When the Marathon Dolphins football team takes the field for Friday Night Lights this fall, a new – but familiar – face will be calling the shots from the sideline.
On Feb. 7, the high school finalized the hire of 2022 offensive coordinator – and extraordinarily talented Keys Weekly Sports Wrap Podcast host – Sean McDonald as its new head coach. McDonald will take the reins from Mac Childress, who elected to step down after helming the program since 2018 as his family prepares for the birth of his third child.
“Being the head coach for the Marathon Dolphins was an absolute honor,” Childress told the Weekly. “(Sean and I) have coached together for several years. … He and his staff definitely have the potential and skill to take this program to the next level.”
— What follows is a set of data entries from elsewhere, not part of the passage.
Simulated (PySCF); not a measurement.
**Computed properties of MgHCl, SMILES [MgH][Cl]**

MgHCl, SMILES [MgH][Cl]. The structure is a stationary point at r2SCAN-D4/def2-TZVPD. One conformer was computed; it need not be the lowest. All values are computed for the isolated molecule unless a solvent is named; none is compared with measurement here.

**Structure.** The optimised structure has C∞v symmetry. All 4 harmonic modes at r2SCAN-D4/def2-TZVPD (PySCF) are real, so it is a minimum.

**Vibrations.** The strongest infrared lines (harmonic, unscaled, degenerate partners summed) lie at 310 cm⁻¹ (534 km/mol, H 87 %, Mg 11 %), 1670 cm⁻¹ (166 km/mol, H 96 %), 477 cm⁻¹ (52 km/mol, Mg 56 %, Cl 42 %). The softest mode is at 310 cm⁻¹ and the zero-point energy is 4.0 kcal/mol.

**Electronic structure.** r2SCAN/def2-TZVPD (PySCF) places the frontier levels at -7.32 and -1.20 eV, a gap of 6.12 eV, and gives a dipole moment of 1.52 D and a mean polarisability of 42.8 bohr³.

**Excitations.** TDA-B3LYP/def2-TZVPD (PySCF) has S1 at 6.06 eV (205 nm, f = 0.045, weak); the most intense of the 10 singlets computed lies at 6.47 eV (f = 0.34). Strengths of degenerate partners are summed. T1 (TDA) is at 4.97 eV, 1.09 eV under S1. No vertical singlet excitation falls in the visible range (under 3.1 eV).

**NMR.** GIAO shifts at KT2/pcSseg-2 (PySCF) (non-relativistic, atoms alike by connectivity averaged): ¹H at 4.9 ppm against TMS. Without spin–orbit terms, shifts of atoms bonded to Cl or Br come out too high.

McDonald is tasked with continuing the rise of a program that’s shown marked improvement under Childress’ tutelage. Following two winless seasons, the team posted a 3-6 record in 2021 before securing its first winning season since 2017 last fall with a 5-4 mark.
“Every coach wants to put their stamp on a program and wants to have the ability to have a vision and see if that vision can become a reality,” McDonald told the Weekly. “You have the ability to mold (the team) into what you think is going to be a successful program, and it’s going to help the players not only become successful during football season but also successful citizens in Monroe County.”
McDonald has deep roots in the coaching fraternity throughout the island chain, beginning in 1997 when then-Sugarloaf School principal and current Superintendent Theresa Axford hired him as a physical education teacher. Within two years, he took his talents a little farther south, coaching junior varsity football at Key West High School under coach Pat Freeman before assisting with the varsity squad under Greg Kramer. He also credits longtime Key West coaches Judd Wise and Robert James as “huge mentors” who supported his ever-evolving early career.
Realizing there was a void in organized football in the Lower Keys, McDonald and his wife Tracy began a 10-year partnership with the Key West Junior Football League to establish four teams that practiced in the Lower Keys before competing in the southernmost city.
Both Sean and Tracy made the move to Marathon in 2013, and Sean has been a mainstay with the middle school, JV and varsity football teams ever since, including a two-year stint as the middle school coach in which he guided his squad to an undefeated 12-0 season and a 20-2 overall record. After taking three years off starting in 2019 to watch his son Jackson, a former MHS star quarterback, play at FIU, the elder McDonald returned to the sidelines on Childress’ staff in 2022.
With a uniquely integrated middle school campus, McDonald said he’s excited to streamline a unified development program for players from sixth grade through senior year. It’s a pipeline that he hopes will build consistency and discipline, two of his teams’ hallmarks, among young players as his staff “helps them transition from sixth graders to becoming adults, in the classroom, on the field and in the community.”
It’s a vision that Childress echoed as he handed over the mantle, touting the “foundation we laid of good character and strong work ethic” over the last five years.
“We ultimately tried to build men, not just football players,” he told the Weekly.
“We really want to encourage as many middle school players to come out and play, even if they’ve never played football before,” McDonald added. “We’re gonna welcome them with open arms. The vision that we have … is working with these guys for seven years to become the best possible people that they can become.”